Still hanging around

Dave Woodhall talks to the legendary Hugh Cornwell.

Hugh Cornwell is a musical icon whose career with the Stranglers and latterly solo goes back over forty years. So it was a bit of a surprise to find him bright-eyed and wide awake at 9.30 am, a time most musicians would only regard as a nasty rumour.

Is it a late night or an early start?

“The clocks went back last week so you’ve got to get up earlier otherwise the day’s finished by four o’clock. There was a time when I didn’t get up this early – when you start making it big in this business you’re like kids in a sweetshop – but those days are long gone.”

The album Monster that came out last year. It’s a collection of songs about people; tell us about the concept behind it.

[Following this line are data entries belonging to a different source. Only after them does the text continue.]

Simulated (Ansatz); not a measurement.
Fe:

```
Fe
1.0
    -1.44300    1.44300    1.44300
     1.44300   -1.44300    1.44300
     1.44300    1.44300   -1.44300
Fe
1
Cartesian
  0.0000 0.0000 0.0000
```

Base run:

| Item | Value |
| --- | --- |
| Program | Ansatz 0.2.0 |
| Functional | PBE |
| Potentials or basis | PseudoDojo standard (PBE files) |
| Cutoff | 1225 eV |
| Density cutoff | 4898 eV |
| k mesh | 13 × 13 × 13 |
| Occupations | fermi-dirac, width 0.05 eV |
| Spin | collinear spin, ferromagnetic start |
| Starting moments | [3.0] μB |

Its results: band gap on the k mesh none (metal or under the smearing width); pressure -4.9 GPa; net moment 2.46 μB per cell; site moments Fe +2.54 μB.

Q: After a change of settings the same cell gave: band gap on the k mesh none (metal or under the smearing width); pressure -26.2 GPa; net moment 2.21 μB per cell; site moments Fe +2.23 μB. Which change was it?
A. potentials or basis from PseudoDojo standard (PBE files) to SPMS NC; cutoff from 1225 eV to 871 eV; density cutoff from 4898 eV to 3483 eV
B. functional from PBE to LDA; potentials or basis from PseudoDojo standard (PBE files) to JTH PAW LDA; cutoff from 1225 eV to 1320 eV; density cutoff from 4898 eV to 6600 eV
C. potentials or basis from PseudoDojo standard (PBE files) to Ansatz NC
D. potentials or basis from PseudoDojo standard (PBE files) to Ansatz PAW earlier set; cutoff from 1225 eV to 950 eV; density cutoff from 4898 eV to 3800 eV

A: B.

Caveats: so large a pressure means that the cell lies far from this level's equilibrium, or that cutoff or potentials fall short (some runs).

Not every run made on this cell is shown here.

“It became a collection of songs about people who hadn’t had songs written about them. It started off when my mum passed away five or six years ago and I wanted to write in memory of her life, in tribute to her. That came out as La Grande Dame. I was really pleased with how that came out and one by one the others surfaced. I didn’t think any of the songs would have any connection with the others, but they started to emerge.

“The first one was about Evel Knievel. I was watching a film about him and I realised that despite the connection between motorbikes and rock’n’roll nobody had ever written a song about him. I thought it was bad that he hadn’t entered the mythology of rock music, so that one came and the rest followed.”

Bilko’s another one. Were you a fan of his?

“Of course. I had to be a fan to write a song about him. These days when the new TV channels are resurrecting the old series, one of them is surely going to grab Bilko. There’s 156 episodes and most of it is sheer genius.”

On this tour you’re doing a solo set followed by Stranglers material, which you’ve never really done before.

“I did it last year with the first Monster tour and it went down really well. It showed out how good the Stranglers catalogue is, and also that people enjoy my solo set. It’s nice to separate them again, but because it’s the second tour for the album we’ve drastically changed the first set. There’s different solo tracks from different albums and also Beyond Elysian Fields, an album I did with Tony Visconti, has been remastered and that’s coming out so I’m playing tracks from that.”

You’ve done ten studio albums solo, plus a load of live ones. That’s productivity on almost an industrial scale. Where do you find the ideas from after all these years?

“They just occur. I’m fascinated about life and people, there’s always things I’m curious about and I think might make a new idea for a song. I’m a chronicler like Samuel Pepys, a mental diarist. I find that the feeling wells up, I have a period of about eighteen months when I write a lot of songs, then try and records them in the right way. I can feel another surge coming up so I’ve got to act on it.”

How do you get on with the Stranglers now?

“I don’t have any contact with them. I’m happy that they’re out there playing the old material and getting new fans, I get the royalties so they can play to as many people as they like. It’s a calling card and it introduces people to what I’m doing.”

You seem quite relaxed about their fairly fluid line-up.

“It’s a fact of life. Music is a corporate business – look at Queen with new singers, Fleetwood Mac with Neil Finn coming in and pretending to be Lindsay Buckingham. That’s big business;, if people can continue earning a living with a brand they’re keen to do it.

“I’ll accept the fact that the line-up is changing, there’s going to be a time when Dave or Jean Jacques don’t want to do it, or god forbid they might be ill, and if that happens do you think the rest are going to cancel the tour? It’s not the original line-up anyway so what does it matter? Get someone else in”

The original line-up was four seperate personalities who came together. It wasn’t like, say, the Boomtown Rats who were Bob Geldof and his backing band.

“Nobody took the limelight. On the first album cover I was at the back and I was the singer. That’s for other people to discuss, I just went out there and did it.”

And you’re still doing it, at the Robin 2 again.

“It’s a great venue. Mike did a great job, the place is an institution and if anywhere epitomises rock’n’roll it’s the Robin 2. I always have a great time there and everyone I know who play there says the same thing.”

Hugh Cornwell plays the Robin 2, Bilston on 29th November.